Trigger-Happy South Africa Aims to Curb a Love of Guns

With murder rate six times the US's, country plans measures to check runaway gun culture

Lile the United States, South Africa has long been in love with the gun. For generations, white children have been brought up on stories of sharp-shooting Dutch pioneers, grim Boer commandos, and intrepid white hunters.

In the 19th century, young blacks were lured into the European economy not by money, but by the promise of a musket, the wage for a season digging gold.

Today, youths thrill to tales of drive-by shootings and machine-gun machismo in imported American gangsta rap. And every day, 30 South Africans are shot dead, a rate of 11,000 each year.

Faced with a murder rate six times that of the US, South Africa is increasingly worried that a runaway gun culture is partly to blame.

One in 12 South Africans is now legally licensed to both own and carry a firearm, with handguns by far the most common category among the 4.1 million legally held weapons.

At airports, mild-mannered businessmen line up to check in their designer automatics before boarding flights, retrieving them from smiling flight attendants at the other end. In a Johannesburg mall, a bottle-blonde housewife rummages in her handbag for lipstick, and a nickel-plated .38 clangs to the floor.

The police believe that legally held firearms could be matched by an equal number of illegal weapons, many of them high-powered AK-47 assault rifles left over from the numerous regional conflicts spawned by apartheid.

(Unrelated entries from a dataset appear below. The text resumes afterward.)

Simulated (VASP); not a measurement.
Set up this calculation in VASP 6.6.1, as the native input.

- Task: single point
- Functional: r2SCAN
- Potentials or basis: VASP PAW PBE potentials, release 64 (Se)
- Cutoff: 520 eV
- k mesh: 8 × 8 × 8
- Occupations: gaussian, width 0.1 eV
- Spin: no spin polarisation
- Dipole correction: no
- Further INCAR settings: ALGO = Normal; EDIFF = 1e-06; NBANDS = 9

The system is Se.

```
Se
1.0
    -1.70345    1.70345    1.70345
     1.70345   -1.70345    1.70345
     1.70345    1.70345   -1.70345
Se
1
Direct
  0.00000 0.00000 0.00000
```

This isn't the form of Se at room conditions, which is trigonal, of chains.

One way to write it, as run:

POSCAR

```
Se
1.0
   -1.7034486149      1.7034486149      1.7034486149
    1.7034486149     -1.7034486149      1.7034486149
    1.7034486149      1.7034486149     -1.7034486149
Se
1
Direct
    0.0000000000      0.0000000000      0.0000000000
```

Recently, Safety and Security Minister Sydney Mufamadi revealed that in the first six months of this year alone, firearms were used in 25,783 robberies, 5,127 murders, and 10,050 attempted murders.

But despite a media obsession with AK-47s, the minister reported that most of the weapons used were believed to be firearms stolen from their legal owners.

With 2,700 legal firearms reported stolen each month, gun-reform advocates say owning a firearm now makes one more rather than less likely to be a victim of violent crime.

"Increasingly, there is a pattern that where people break into houses" the first thing they look for is the guns, says Adele Kirsten of Gun Free South Africa.

"The fact that you are carrying a firearm doesn't make you safe," agrees Ric de Caris, director of the police force's legal section. "You may have a gun, but it's unlikely you are going to get a chance to use it. A lot of our policemen are being gunned down in the street, and the only thing being taken is their pistol."

Figures released by the police show that nearly 1 in 4 of the firearms stolen since the beginning of the year were taken from a police officer. During the same period, 208 officers were murdered, most of them shot. In the US, with seven times the population, 55 officers were shot dead in 1996.

South African gun control laws allow people to apply for a firearm for hunting, target shooting, collecting, or self defense. Pistols are the most popular, and the law allows licensed owners to carry them on the street, provided they remain concealed.

While the law requires the police to do background checks on applicants, Gun Free South Africa alleges that these are usually cursory. One clause in the existing law allows licensed gun owners to loan their weapon to a designated person, a loophole exploited by many convicted criminals to legally obtain a firearm.

Rashied Staggie, leader of the Hard Living Kids street gang and one of South Africa's most notorious criminals, openly wears a pistol in public.

"The problem with gun law in South Africa is that it is not implemented," says Ms. Kirsten. "There is corruption, there is negligence, there is incompetence."

In an effort to reduce the number of firearms on the street, the government has set up a policy-review group, including members of the pro- and antigun lobbies, to consider reforms in gun-ownership laws.

A package of suggestions - some of them conflicting - has now been sent to Mr. Mufamadi for possible inclusion in a new strategy that would also combat trafficking and possession of illegal firearms.

Among them are proposals for tougher background checks, compulsory training, and annual inspection and renewal of permits. One proposal would introduce a special permit for carrying firearms, as opposed to keeping them at home.

Above all, says Mr. De Caris, the government is likely to ask in future whether those seeking a gun for self defense really have a special need.

South Africa's pro-gun lobby, which has links to the arms industry and the US National Rifle Association, is vehemently opposed to any further regulation. Mike Stead of Khuseleka - "To Defend" - says that existing restrictions are too tough. He believes that even the ban on convicted criminals should probably go.

"If you have theoretically served your debt to society, you are then subject to the same threats as everybody else," he says. "If a firearm is your only practical means of self defense, why shouldn't you have one?"

According to De Caris, however, there is every chance that the rules will be tightened up, and soon. Unlike the US, South Africa guarantees no constitutional right to bear arms. In the meantime, plans are being made for a new campaign to try and demystify the gun for a new generation.

"At the moment, firearms are a macho thing in South Africa," says De Caris. "We are going to have to make them look like something that is not so cool."